Krauze (left)
An Interview with Enrique Krauze, Milenio, 7/31/2010
Excerpts:
“I believe in criticism and I like controversy,” assured the director of Letras Libres in a conversation about everything from the Bicentennial to the need to reestablish dialogue within Mexican culture, which has been broken since the 2006 elections.”
“The Bicentennial was, beyond the festivities, an opportunity for citizen participation and collective debate, an opportunity to enrich the national public life. It still is, although I don’t think it’s being utilized.”
“No, no we are not reconciling ourselves with the past. To do so would mean many things that, again, have to do with debate. We would have to be seriously debating our national myths, return to the topic on the indigenous and Spanish, revising the various interpretations of 19th century Mexican history, seeing how the mythology absorbed the Mexican Revolution, including muralism. We live in a jungle of myths: the myth of petroleum, the myth of sovereignty…We would have to have advanced much further in the demystification of our history in order to see our heroes as men of flesh and bone (with virtues and defects).”
“Historically the PRI, the Mexican political system, had close and positive relations with the cultural world…The integration of the Mexican intellectuals with the powerful, until a certain momemt, was widespread and functional. But this broke in the 60s, thank goodness, because if the intellectuals don’t use their weapons, which come from critique, they tie thier hands and put themselves at the service not of the public but of the powerful.”

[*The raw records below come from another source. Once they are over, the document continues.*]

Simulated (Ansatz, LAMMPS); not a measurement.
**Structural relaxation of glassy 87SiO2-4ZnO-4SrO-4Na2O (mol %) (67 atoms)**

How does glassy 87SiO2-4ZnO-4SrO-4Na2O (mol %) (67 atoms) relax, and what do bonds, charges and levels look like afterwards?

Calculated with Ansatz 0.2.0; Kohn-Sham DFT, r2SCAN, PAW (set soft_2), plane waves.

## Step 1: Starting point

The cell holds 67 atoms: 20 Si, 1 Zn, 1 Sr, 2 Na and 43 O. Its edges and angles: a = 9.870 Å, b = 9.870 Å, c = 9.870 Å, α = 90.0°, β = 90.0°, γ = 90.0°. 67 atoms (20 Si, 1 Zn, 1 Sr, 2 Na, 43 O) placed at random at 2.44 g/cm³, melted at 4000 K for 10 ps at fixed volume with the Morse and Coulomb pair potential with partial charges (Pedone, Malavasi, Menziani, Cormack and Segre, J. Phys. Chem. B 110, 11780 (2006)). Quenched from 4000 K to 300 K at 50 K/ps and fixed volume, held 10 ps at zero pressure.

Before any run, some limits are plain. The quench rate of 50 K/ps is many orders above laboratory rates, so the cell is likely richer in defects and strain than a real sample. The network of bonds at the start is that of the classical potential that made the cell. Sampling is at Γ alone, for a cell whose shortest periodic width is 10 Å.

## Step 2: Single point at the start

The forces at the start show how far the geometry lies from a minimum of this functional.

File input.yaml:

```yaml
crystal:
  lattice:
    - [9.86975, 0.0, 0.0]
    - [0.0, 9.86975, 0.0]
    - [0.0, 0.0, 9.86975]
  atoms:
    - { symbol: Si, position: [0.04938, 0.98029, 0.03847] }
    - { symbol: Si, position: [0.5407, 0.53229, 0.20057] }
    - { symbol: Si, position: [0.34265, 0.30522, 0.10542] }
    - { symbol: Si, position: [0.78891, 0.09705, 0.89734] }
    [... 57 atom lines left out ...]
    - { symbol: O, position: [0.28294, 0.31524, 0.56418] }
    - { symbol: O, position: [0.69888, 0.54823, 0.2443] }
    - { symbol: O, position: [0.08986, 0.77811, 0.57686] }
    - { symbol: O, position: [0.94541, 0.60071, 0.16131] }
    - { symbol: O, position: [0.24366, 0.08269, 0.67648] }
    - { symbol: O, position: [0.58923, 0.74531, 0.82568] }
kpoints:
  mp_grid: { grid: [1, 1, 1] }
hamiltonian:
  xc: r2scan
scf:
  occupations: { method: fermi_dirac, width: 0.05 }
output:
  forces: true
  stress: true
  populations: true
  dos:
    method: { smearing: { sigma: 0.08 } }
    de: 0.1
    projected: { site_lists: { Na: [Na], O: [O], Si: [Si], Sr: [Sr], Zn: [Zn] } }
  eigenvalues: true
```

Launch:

“The PAN has never understood culture even though it was founded by an intellectual. It doesn’t understand culture nor will it, regardless of whether it has good or bad officials. The work of Consuelo Sáizar is good, but the government does not have a cultural project. It doesn’t know what its legacy will be and has a series of identity crises. Naturally, its relationship with intellectuals is tenous, distant, or poor.
“All of us that have worked for culture in Mexico have to make the effort to recover a minimum of this harmony, of this respect that was lost on the day when the person that divided Mexico in two appeared [López Obrador].”